If you live by the workstation, you die by the performance. When it comes to processing data, throughput is key: the more a user can do, the more projects are accomplished, and the more contracts can be completed. This means that workstation users are often compute bound, and like to throw resources at the problem, be it cores, memory, storage, or graphics acceleration. AMD’s latest foray into the mix is its second generation Threadripper product, also known as Threadripper 2, which breaks the old limit on cores and pricing: the 2990WX gives 32 cores and 64 threads for only $1799. There is also the 2950X, with 16 cores and 32 threads, for a new low of $899. We tested them both.

The AMD Threadripper 2990WX 32-Core and 2950X 16-Core Review

Ever since AMD launched its first generation Ryzen product, with eight cores up against Intel’s four cores in the mainstream, the discussion has been all about how many cores makes sense. The answer to this question is entirely workload dependent – how many users have a single workload in mind, or how many will use a variety of tools simultaneously. The workstation market encompasses a wide range of distinct power users, and despite the need for speed, there is rarely a one-size fits all solution.
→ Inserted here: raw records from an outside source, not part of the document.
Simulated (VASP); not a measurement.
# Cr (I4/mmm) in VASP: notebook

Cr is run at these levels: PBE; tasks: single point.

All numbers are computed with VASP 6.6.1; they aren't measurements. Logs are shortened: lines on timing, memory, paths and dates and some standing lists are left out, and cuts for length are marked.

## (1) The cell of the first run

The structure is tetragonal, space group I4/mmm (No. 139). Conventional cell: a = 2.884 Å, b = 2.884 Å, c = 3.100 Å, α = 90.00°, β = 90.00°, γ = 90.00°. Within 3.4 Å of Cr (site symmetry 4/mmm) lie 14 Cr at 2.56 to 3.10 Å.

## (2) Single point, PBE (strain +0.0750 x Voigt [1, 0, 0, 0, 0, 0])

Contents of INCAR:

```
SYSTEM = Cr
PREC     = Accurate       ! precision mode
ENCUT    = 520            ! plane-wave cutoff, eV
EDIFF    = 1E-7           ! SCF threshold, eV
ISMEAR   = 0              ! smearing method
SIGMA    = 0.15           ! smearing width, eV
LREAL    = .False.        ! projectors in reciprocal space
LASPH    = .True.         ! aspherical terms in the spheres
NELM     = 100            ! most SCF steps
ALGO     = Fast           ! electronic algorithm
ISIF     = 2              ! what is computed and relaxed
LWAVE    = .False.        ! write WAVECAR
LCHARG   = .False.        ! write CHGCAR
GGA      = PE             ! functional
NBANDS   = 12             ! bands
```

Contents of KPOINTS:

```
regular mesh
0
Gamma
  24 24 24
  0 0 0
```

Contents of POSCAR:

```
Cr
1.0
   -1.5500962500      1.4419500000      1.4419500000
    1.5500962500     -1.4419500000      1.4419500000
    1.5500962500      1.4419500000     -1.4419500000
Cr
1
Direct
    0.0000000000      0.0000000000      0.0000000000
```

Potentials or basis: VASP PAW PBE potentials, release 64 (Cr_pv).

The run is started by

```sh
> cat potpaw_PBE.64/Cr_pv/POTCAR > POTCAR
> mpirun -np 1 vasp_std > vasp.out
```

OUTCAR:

AMD’s first generation of Threadripper, launched in 2017, introduced 16-core processors to the masses. Previously only available on the server platforms, these new parts were priced very competitively against 10-core offerings. AMD had ultimately used its server platform, with a few tweaks, to attack a competitive landscape where Halo products are seen as king-of-the-hill.

Intel’s own workstation products, previously named E5-2687W and relied on dual socket servers, were literally that – servers. After launching its latest high-end desktop platform, with up to 18 cores, Intel then subsequently launched the Xeon W-series, which replaced the E5-W parts from the previous generation. Again, these were up to 18-cores for ~$2500, but required special chipsets and motherboards.

Today AMD is officially putting out for sale its second generation of Threadripper. These new parts attack the market two-fold: firstly by using the improved Zen+ microarchitecture, giving for a 3% IPC increase in core performance, but also using 12nm, driving up frequencies and reducing power. The second attack on the market is core count: while AMD will be replacing the 12 and 16 core processors with new Zen+ models at higher frequencies, AMD also has 24 and 32 core processors for up to $1799.  When comparing 32 cores at $1799 against 18 cores at $2500, it seems like a slam dunk, right?

How AMD Enabled 32 Cores

The first generation server processor line from AMD, called EPYC, uses four silicon dies of eight cores each to hit a the full 32 core product. These parts also had eight memory channels and 128 lanes of PCIe 3.0 to play with. In order to make the first generation Threadripper processors, AMD disabled two of those silicon dies, giving only 16 cores, four memory channels, and 60 lanes of PCIe. The end product was sold focused at consumers, not server customers.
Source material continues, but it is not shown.